That $1.1 billion cost overrun? Yeah, we’re NEVER going to know where that money went, confessed Sloan Gibson, the deputy secretary of the VA.
Congress has demanded an accounting of the wasted funds, and so have the veterans who are the victims of this fraud.
Not going to happen, Gibson said.
He defended his department’s accountability, noting that two senior executives retired amid questions from an agency-appointed investigative board and other top officials involved in the Aurora project had retired before the investigation.
“None were removed,” however, he said.
Gibson was asked if he felt the VA’s response to the Aurora debacle would satisfy congressional critics.
“The honest answer is no,” he said. “They want to see people fired.”
See? We told you. Honest answer. In truth, we expected to win the lottery and use it for a vacation on the moon before anyone at the agency was held accountable.
Speaking of which … the inspector general from the VA has suddenly retired.
Correction, make that acting Inspector General Richard Griffin – he was never even confirmed to the post by the U.S. Senate during his 18 months at the helm.

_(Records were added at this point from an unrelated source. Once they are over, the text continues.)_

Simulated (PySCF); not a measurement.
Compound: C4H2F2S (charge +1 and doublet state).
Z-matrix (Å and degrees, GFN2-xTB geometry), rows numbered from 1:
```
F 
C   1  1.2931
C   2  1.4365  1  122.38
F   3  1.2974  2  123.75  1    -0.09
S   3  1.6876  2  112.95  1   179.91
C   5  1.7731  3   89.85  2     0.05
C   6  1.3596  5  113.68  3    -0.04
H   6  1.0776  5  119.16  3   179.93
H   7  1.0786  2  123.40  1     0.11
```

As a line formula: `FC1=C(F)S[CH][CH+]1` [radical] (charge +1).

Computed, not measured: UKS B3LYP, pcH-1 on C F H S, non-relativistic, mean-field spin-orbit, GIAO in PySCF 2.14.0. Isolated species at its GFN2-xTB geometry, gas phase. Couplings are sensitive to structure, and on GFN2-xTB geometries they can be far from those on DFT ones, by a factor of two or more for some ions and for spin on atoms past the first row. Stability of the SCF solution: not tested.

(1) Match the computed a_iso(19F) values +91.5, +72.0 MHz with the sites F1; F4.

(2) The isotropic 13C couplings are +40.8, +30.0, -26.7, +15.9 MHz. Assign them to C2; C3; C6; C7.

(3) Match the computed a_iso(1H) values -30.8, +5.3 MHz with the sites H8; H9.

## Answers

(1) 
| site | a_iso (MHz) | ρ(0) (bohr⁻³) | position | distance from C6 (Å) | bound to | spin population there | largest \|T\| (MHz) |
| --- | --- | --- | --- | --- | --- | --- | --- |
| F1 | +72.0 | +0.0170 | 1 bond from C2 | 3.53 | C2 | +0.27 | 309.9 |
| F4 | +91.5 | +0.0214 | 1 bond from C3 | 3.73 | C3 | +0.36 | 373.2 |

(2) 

Seems Griffin was the target of internal VA whistleblowers, that rightly complained he had done “little to uncover fraud and abuse in the agency,” said the Military Times.
Good riddance, say we.
U.S. Rep. Mike Coffman has led the Colorado delegation in pressuring the administration to finish the project (which Gibson assured during his visit this week would happen), and had this to say about the IG’s retirement:
“I lost all trust in Richard Griffin’s ability to oversee the VA. For an agency mired in bureaucratic incompetence and corruption, the leadership at the VA needs a strong and independent Inspector General to hold them accountable.”
We’re disgusted that the VA refuses to hold anyone accountable for the Aurora mess, as well as the wait list scandal.
It’s obvious that we’ll have to wait on an entirely new administration, and a Republican one at that, to clean house at that agency.